This walk was lead by me, so I made sure to be there early,
The start of the Dob Park walk is in a strange location, for, as in the well known joke about finding any place, ‘ If I was wanting to go there, I wouldn’t start from here’.
The start was on the Blubberhouses to Otley road, over the moors, and the other side of the Washburn valley from Harrogate. There are at least three possible routes to get there, none of them direct or straightforward, so I was pleasantly surprised to see the full complement of 7 all assembled, and ready to go.
There’s a constant concern for walk organisers about:
how long any walk should be (4 or 5 or as in a recent case 7.5 miles?),
how hilly it should be (pancake flat, gently sloping, a bit up and down or brutal?), and
how many stiles there should be (all aluminium gates, a few regular wooden stiles, some of those stone stiles that go diagonally up and down the sides of a stone wall, or dangerously dilapidated wooden or stone walls to clamber over?)
From a walk organisers point of view, it’s only when you reconnoitre a walk that you find out the mix of these characteristics that exist, and by that time you’ve got an emotional commitment to the walk (having invested time and effort into it), whatever its drawbacks.
Apart for the three characteristics above, there are are other features to consider, and to report to members about: such as the beauty of the views, the degree of muddiness to be expected, the likelihood of having to walk through fields with animals in them, and the time the walk is expected to take.
This last feature has been largely solved through experience, some of it bitter.
Clayden’s Third law of Rambling states that any walk takes 3 hours, however long or difficult it is.
This helps a lot in planning the timing of the pub lunch – possibly, apart from the weather, this being the deadline of greatest importance to walkers (and to publicans).

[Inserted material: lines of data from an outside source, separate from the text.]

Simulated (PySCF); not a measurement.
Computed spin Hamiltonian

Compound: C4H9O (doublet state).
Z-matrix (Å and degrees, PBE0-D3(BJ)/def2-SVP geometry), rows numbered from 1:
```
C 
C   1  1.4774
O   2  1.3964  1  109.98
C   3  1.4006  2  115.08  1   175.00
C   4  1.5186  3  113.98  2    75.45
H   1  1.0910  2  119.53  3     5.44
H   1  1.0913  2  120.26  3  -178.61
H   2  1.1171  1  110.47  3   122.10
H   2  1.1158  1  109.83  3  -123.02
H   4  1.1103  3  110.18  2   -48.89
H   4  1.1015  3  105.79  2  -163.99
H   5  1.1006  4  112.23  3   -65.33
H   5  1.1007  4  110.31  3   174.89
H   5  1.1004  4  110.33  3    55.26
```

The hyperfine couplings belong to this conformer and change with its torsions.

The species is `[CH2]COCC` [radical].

A new issue has emerged over the time we’ve been walking together – the degree of honesty shown by the walk leader in describing a walk. Increasingly this has been challenged, especially by our President.
How many stiles did you say there would be?
You didn’t say this hill would be so steep, did you?
I wasn’t expecting this amount of mud!
In the Dob Park walk there were many such challenges to my honesty, many of them in an open, even friendly, manner.
As ever, ‘you can’t please everyone all the time’ ( a quote from Abraham Lincoln?)
My version of the walk was:
‘A bracing five mile walk down the side of the Washburn Valley, passing a 1600s hunting lodge, going through some beautiful woods, having a short break at an ancient Packhorse Bridge, a short climb and then an extended flat walk with wonderful views of the countryside, finally climbing gently up the hillside to return to the start point. There were a number (a plurality) of tricky stiles and wall crossings at the beginning, but nothing that strong virile healthy Probus members should fear. The pub meal at the end was exceptional. And it didn’t rain!’
Not everyone on the walk would agree with all that, of course!
The continual banter and discussions we had during the walk made it fun as well as healthy!